Brian Johnson, worship pastor at Bethel Church in Redding, Calif., and vice president of the new record label Bethel Music, is a proponent of prophetic worship. In recent years, he believes many churches have been turned off by this term because “it feels like it’s rambling and nonsense where nobody knows what is happening.” But he believes worship pastors should tastefully experiment with it.
“Sometimes I’ll be leading worship and will feel like God wants to release hope in the room, for example,” he shares. “We’ll just let the instruments play, I’ll back off the mic and come up with a little chorus. As people are singing that melody, they are actually singing themselves out of that situation of depression, or whatever it is.
“I believe we should be singing prophetic declarations over our churches, over our lives,” he says. “We should be singing what we want to see God do in five years—it will bear great fruit in our lives.”

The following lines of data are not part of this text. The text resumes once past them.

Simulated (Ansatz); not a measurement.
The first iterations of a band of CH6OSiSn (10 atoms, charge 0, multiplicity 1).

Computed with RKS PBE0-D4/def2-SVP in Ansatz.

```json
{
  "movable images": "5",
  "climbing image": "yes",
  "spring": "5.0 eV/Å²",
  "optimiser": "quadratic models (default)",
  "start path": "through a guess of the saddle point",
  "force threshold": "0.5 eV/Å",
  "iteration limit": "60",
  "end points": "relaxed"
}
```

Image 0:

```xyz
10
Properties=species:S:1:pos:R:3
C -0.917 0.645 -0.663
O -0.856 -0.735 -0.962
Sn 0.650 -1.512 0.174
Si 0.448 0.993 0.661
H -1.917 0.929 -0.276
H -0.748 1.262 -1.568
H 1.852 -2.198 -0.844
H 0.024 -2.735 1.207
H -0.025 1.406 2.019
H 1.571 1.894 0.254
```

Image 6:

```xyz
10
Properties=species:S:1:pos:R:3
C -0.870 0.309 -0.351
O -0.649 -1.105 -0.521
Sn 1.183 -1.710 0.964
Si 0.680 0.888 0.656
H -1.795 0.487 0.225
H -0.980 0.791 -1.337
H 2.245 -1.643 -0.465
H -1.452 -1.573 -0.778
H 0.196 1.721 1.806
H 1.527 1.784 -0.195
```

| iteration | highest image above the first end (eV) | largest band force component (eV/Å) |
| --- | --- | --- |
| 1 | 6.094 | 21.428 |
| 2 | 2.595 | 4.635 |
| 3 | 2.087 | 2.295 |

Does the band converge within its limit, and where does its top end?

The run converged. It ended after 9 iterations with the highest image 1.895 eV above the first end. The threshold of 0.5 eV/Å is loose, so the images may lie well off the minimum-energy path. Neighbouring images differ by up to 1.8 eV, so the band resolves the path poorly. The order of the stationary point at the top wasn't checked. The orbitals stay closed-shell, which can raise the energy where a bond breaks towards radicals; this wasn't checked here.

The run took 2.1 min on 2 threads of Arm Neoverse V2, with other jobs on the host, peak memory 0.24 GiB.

Finally, a byproduct of true worship is that it often leads unbelievers to Christ. “I think many people feel that if you have interactive worship, a lost person might feel left out,” Morris says. “I think worship is one of the best things a church can do for evangelism. Worship is actually what brings people to Christ.”
Today, it’s imperative for worship pastors and believers to set a new standard if the church is going to be known for true worship, rather than just quality entertainment.
“I long to see a body of Christ that recognizes its role as worshippers,” says Walker-Smith. “I want to see a standard that is unwavering in its devotion to God’s presence and seeks Him above all else.”
Carol Chapman Stertzer, a freelance journalist in the Dallas/Fort Worth area, is thankful for the Scripture songs she learned as a child.
Go to trueworship.charismamag.com to find out the seven things J. Lee Grady says every worship leader should know
Why Singing Isn’t Enough
How worshipping God has less to do with music than we think—and more to do with the ‘doing’
Secular bands such as U2 aren’t the only ones promoting social justice these days. Many worship leaders recognize the importance of being the hands and feet of Jesus and are actively recruiting believers to help change society.
One of the largest endeavors is “Do Something Now,” created by Passion founders Louie and Shelley Giglio. Passion worship artists Chris Tomlin, Matt Redman and Charlie Hall have helped raise awareness for this movement at conferences and on tour. To date, they’ve raised more than $3 million, providing funds to build wells in India, set up loans for families to start their own businesses in Afghanistan, sponsor children in Third World countries and more.
“The heart of Passion,” says Tomlin, “is seeing worship and justice walking side by side. Passion will always champion songs of worship to God and will always stand in the gap for the least of these in the world.”
Redman points to the underlying reason for combining worship and acts of justice: “Biblically it’s been made clear that injustice and poverty break God’s heart, but working toward justice and caring for the poor brings Him pleasure.” Redman is gearing up to partner with The Message a group in Manchester, England, that works with youth in various schools and young-offender institutions.
“The plan is to raise up some young urban evangelist worship leaders who have a heart for the poor and are writing some brilliant songs from within that environment,” he says.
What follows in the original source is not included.